What if my landlord wants to evict me for disturbing others?
Question & AnswerWhat if my landlord wants to evict me for disturbing others?
3. Challenge your landlord’s version of events
At the hearing, the Board member must decide what they believe happened. If you don’t agree with your landlord’s version of events, you must present evidence for what you say really happened.
For example, your landlord might blame you for something that you didn’t do. You might be able to show that it’s likely that someone else was responsible. Or your landlord might claim that some event was worse or more serious than you say it was.
After hearing the evidence from you and from your landlord, the Board member makes a decision.
If you disagree with what the landlord says you are doing, try to find evidence to prove that you did not do it. Some examples of evidence are:
- proof that no one was in your apartment at the dates and times that the complaints relate to – for example, you might have receipts to show you were travelling
- neighbours who can say that you have not been noisy or disruptive
- witnesses who can say that someone else caused the disturbance
Hearsay (“second-hand”) evidence
Often, the landlord’s case is based on evidence from people who are not at the hearing. You can ask the Board member not to give much importance to that evidence because it is “hearsay”.
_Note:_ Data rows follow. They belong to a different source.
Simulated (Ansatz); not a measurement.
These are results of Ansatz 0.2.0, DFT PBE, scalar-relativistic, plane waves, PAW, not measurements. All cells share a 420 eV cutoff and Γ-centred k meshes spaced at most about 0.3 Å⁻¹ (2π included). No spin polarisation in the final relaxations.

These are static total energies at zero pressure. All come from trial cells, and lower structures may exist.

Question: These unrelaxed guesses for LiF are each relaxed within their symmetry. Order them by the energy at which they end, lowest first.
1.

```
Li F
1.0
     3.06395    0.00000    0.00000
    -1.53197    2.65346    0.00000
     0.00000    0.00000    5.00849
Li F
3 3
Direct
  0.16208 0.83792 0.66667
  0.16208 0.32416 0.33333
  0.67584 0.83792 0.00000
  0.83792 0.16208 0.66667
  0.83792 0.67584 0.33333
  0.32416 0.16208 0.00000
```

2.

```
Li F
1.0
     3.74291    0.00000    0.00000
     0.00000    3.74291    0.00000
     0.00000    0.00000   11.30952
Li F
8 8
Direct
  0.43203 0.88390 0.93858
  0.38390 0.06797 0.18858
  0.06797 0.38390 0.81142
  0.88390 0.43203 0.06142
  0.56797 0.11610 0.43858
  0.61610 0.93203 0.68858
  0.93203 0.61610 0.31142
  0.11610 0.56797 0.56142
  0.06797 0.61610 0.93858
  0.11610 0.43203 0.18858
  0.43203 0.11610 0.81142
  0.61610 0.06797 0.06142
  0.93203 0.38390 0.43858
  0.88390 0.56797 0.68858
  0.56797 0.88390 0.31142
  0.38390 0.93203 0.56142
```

Hearsay means a witness is repeating what someone else told them, not what the witness actually saw or heard. It is like “second-hand” evidence. For example, the landlord might say that another tenant saw you causing the disturbance.
The Board can allow hearsay evidence, but you can argue that they should not you based on hearsay. This is because stories can change when they are repeated by someone else. And it is not fair that you don’t get the chance to question the person to show that what they are saying might be mistaken or untrue.